I hope everyone is surviving after that frigidly cold weekend we just experienced. Maybe you all didn’t feel it, but I definitely felt it in Ottawa and I was not too impressed that I had to drag my winter coat out of the closet this weekend. If there’s one thing that puts Toronto above Ottawa, it’s the weather! It’s so freakin’ cold in Ottawa! It’s not even natural sometimes! Thank god summer is on the way…I am already dreaming about patios, beaches, swimming, hot dogs, ice cream, and SUN! Remember when you were a kid and summer seemed to last f0r-ev-err. All you had to do was wake up, find your friends and run around outside all day everyday eating popsicles and filling up your little paper bag with 5 cent candies at the convenience store. Do they still sell 5 cent candies at the convenience store? I may have to check this out one day soon.
Anyways, this treat can be enjoyed by kids and adults alike! I am very interested in finding ways to reduce the amount of processed food that I buy at the grocery store. While we don’t buy granola bars all the time, they are good to have on hand for a quick snack when time is short. I am obsessed with these chocolate covered peanut butter filled pretzels found at the bulk barn, so this recipe really caught my eye. The peanut butter-pretzel combo is almost magic.
I changed the recipe only slightly from the original only to use what I had on hand. I used Cheerios instead of the puffed rice, and canola oil instead of the butter. I also used salted peanuts to increase the salty factor a bit. I think the recipe is pretty forgiving, so use what you have on hand, keeping the liquid to dry ratios as they are.
These are really really good, and my intentions of keeping them on hand for emergency snacks didn’t work so well once I tasted them. But, at least I can feel relieved because I know EXACTLY what went into these granola bars, and I can be confident that I’m not ingesting anything weird with a long chemically-sounding name.
Sweet and Salty Granola Bars
Slightly Adapted from How Sweet Eats
- 1/2 cup rolled oats
- 1/2 cup Cheerios cereal
- 1/2 cup salted pretzels, crushed
- 1/8 cup ground flaxseed
- 1/8 cup brown sugar
- 1/8 cup whole wheat flour
- 1/4 cup roasted, salted peanuts
- 1/3 cup peanut butter (I used the natural kind)
- 1 1/2 tbsp canola oil
- 1 tsp vanilla
- 3 tbsp + 2 tsp honey
- 1/3 cup chocolate chips (I used the mini ones)
Preheat oven to 350 degrees.
In a large bowl combine oats, Cheerios, pretzels, flaxseed, brown sugar and flour. Stir to combine.

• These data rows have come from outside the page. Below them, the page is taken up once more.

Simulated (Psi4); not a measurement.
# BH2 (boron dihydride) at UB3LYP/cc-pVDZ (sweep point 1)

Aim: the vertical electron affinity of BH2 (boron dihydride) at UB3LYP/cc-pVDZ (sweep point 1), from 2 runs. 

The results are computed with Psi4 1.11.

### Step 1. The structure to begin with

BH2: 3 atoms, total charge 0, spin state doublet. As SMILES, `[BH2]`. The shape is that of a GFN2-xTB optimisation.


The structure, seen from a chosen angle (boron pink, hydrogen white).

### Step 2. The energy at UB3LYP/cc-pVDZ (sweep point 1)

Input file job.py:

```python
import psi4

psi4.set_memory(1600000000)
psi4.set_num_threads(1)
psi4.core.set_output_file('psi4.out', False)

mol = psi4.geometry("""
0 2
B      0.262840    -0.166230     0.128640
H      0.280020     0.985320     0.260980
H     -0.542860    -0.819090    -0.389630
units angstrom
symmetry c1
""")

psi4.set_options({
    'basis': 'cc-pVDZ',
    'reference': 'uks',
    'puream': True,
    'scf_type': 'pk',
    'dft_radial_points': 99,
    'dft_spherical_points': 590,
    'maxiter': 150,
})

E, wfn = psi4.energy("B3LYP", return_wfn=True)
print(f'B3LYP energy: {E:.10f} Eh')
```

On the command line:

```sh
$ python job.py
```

Add peanut butter and mix well with a spoon to incorporate (You will have to stir it for a few minutes, and it will begin to resemble a ‘dough’. Everything should be fully combined).
Combine canola oil with vanilla, and add to dough. Add honey and stir to fully moisten and combine everything. Stir in chocolate chips.
Press dough into a greased 8×8 baking dish. Bake for 15-20 minutes until the top is golden brown. Let cool completely before cutting or it will be crumbly!